When adding a table for the first time, it may be necessary to send the entire content of the table to the middleware and on to the target systems first before turning on a real time replication. To request the snapshot, press F20 on the Table Details screen to access Snapshot Details screen, and set Snapshot flag to Y. When the workflow is started it will first capture the data currently in the table (or a subset of the data if the optional selection criteria is supplied). By default the flag will be reset to N after the snapshot run is completed, and can be overriden by "Request snapshot on each run" flag. It is also possible to instruct InfoCDC to ignore any errors related to snapshot capture and just start the replication flow.
Press Enter to save the Snapshot configuration, then F12 to exit back to Table Details page. When the table configuration is saved after pressing F10, the product will perform the following steps:
- Auto-detect the Journal associated with the table
- Auto-generate the Format table - the empty table that reflects the structure of the data queue message for this particular table
- Auto-generate Journal listener job name (the job that will listen for journal changes)
- Auto-generate the Replication Data Queue (the DQ that the external client will be polling)
- Auto-configure the Replication Flow configuration if not already defined
The Kafka or Mulesoft configuration will need the Format table name and Replication Data Queue name in library INFOCDCDTA in order to start listening for the changes.
When the replication flow starts, it will check if the snapshot is required, and will process the initial data load first then start the journal listener job.
In order to apply configuration changes to the tables that are currently being replicated, user needs to stop the replication flow first (see the Replication Flow Management section below).
Use option 4 to remove the table from InfoCDC flow. The option will remove the table definition, as well as all auto-generated objects (data queues, format files, job queues, and replication flow definitions if this is the last table for given journal).
Use option 6 to refresh table definition. It will pull the latest and greatest table structure and associated journal, and will re-build the format file. If the table is now journaled to a different journal, InfoCDC will auto-create a replication workflow for that journal, along with necessary objects such as staging data queue and replication job queues.

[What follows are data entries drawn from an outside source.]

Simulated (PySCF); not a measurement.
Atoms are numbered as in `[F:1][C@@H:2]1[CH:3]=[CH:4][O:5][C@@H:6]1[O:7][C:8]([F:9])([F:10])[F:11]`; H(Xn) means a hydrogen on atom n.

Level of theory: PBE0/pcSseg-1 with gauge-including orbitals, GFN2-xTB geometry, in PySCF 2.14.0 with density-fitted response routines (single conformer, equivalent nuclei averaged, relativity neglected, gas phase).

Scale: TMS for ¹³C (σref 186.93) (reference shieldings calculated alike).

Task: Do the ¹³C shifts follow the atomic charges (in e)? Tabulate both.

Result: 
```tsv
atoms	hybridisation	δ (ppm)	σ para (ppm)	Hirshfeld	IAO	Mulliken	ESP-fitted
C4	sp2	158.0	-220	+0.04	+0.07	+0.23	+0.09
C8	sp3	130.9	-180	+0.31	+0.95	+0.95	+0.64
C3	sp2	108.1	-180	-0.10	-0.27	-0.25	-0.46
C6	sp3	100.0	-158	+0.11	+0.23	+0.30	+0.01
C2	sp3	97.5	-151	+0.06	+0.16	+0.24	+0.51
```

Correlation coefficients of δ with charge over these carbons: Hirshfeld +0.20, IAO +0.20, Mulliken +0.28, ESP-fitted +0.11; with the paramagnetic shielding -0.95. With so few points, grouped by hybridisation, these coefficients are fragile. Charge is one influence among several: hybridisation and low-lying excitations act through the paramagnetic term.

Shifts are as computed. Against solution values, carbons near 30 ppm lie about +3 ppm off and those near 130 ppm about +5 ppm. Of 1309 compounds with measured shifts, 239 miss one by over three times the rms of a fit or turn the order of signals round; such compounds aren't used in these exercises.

Replication Flow Management
Option 2 on the main InfoCDC menu brings us to the Replication Flow Management screen:
When the table is added to the configuration, the Workflow entry is automatically added to this screen if not already defined. Multiple tables journaled into a single journal will have a single Replication flow entry on this screen. Initially, the workflow will be added in INACTIVE status to allow the CDC client (Kafka flows or Mulesoft apps) to connect to the appropriate DQ and start listening. When everything is ready, start the flow using option 1, or use function key F2 to start all inactive workflows in one step. Press F5 to refresh the screen and ensure the intended flows are active.
Sometimes it is necessary to replay the journal entries from the earlier point in time, for example when the target systems request to resend and reprocess the historical data. Use option 9 of workflow management screen to reset sequence number. It is important to note that the requested journal sequence number must exist in the specified journal receiver.
InfoCDC workflow "remembers" the last successfuly processed journal receiver and journal sequence number. When the workflow starts, it will attempt to start with the next available sequence number to ensure no data loss. The receiver management policy must allow for sufficient time the receivers remain available in the system to ensure the starting journal sequence number is still available. In case the receiver has been deleted, InfoCDC will start with the first available record in the currently attached receiver.
InfoCDC will automatically recognize when the receivers are swapped, and will continue with the next journal receiver in the chain, whether it's a current or already detached one.
Acknowledgements and Guaranteed Delivery
For scenarios that require end to end delivery guarantees, InfoCDC tables can be configured to require acknowledgements from the Data Queue consumers (Mulesoft or Kafka connectors or InfoConnect Hub or other DQ listener process). For that, use Expect Acknowledgement flag on the Table Maintenance screen.
When InfoCDC sends the change to the Data Queue for the tables with Expect Acknowledgement flag turned on, it internally sets the entry status to ACK_PENDING. The client needs to call the acknowledgement program INFOCDCCOM/CDCPGMACKR that sets the entry status after the change was applied to the target system or passed to the transactional message store such as Kafka or ActiveMQ. Below are the program call parameter details:
Name | Type | Length | In / Out | Notes |
---|---|---|---|---|
Staging ID | String | 20 | IN | Populated with InfoCDC entry ID (PROCESSID field in the format file) |
Acknowledge Status | String | 15 | IN | Populate with Success |
Acknowledge Message | String | 254 | IN | Optional description field |
Return Status | String | 15 | OUT | Success or Fail |